/invoice-compress

A simple script to download my invoice pdf file

Primary LanguageTypeScript

Only test under MacOS now.

Prepare

You should have brew installed. If not, you can download from here

Install isync

brew install isync

Install mu

brew install mu

Install gpg

Use gpg to encrypt email password.

brew install gnupg gnupg2

Create gpg password

  • create a file and write your email password in it. For example: echo my-password > ​~/pass
  • use gpg encrypt the file with password: gpg -c -o ​​~/pass.gpg ​~/pass
  • then config ​~/pass.gpg to .mbsyncrc ‘s PassCmd, see below

Config isync

  • create a folder, mkdir ~/Maildir
  • create a file, ​~/.mbsyncrc

fullill .mbsyncrc with your email config, for example:

# your email IMAP config, setup your account
IMAPAccount spike
Host outlook.office365.com
Port 993
User <your-email-address>
# your need to use gpg to decript your pass if you have encrypted
PassCmd "gpg -q --for-your-eyes-only --no-tty -d ~/pass.gpg"
# if you do not encrypt your pass, you can use this:
# Pass <your email password>
SSLType IMAPS
SSLVersions TLSv1.2

# Remote Store
# set `Far`(remote) store
IMAPStore remote
Account spike

# set `Near` (local) store
MaildirStore local
# where to save your email
# if folder not exist, you need to create it
Path ~/Maildir/spike
# where to save your inbox
Inbox ~/Maildir/spike/INBOX
SubFolders Verbatim

# Channels
Channel spike
# refer to IMAPStore name
Far :remote:
# refer to MaildirStore name
Near :local:
Patterns *
Expunge None
CopyArrivalDate yes
Sync All
Create Near
SyncState *

For more info, you can find here.

Download your email

mbsync -a

This may take a long time if you have lots of emails.

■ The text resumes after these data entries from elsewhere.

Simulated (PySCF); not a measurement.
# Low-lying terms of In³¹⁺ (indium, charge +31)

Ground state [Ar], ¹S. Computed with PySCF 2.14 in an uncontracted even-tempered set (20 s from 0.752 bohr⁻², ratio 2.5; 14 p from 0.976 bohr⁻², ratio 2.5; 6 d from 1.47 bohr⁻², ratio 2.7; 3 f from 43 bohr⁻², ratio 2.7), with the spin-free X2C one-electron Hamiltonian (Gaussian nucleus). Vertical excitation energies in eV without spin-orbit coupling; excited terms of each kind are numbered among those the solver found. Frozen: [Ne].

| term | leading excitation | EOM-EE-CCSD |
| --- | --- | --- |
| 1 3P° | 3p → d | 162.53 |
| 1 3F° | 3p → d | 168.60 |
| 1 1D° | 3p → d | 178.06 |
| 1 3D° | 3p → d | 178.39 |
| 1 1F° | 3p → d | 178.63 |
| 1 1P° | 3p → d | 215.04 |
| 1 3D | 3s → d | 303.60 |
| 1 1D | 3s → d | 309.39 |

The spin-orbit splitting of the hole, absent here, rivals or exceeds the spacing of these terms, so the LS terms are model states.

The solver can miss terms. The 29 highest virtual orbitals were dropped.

Use mu to index your email

if your emails has CJK characters,maybe you should set this before:

export XAPIAN_CJK_NGRAM=1

then

  • mu init
  • mu index

By default, mu will try to index your email under ~~/.Maildir~

Get started

git clone https://github.com/Spike-Leung/invoice-compress.git
cd invoice-compress
PUPPETEER_PRODUCT=firefox yarn
yarn extract

Specify date range

By default, this script will extract all invoice in current month.

But you can also specify a time range to extract. For example:

yarn extract 20220401...20220502

How it works

  • use isync to download all emails
  • use mu to index, find, and extract pdf in emails (in the script, mu find the email subject with “发票”, you can fork this repo to custom yours)
  • use mu to find invoice email without pdf, but have a download links
  • use mailParser parse the email, and use jsdom query the download links
  • then use http and https node module to download pdf from links
  • if there are links can not download directly, write a adapter which use puppeteer or something else to find the download links

Todo

  • [ ] calculate invoice sum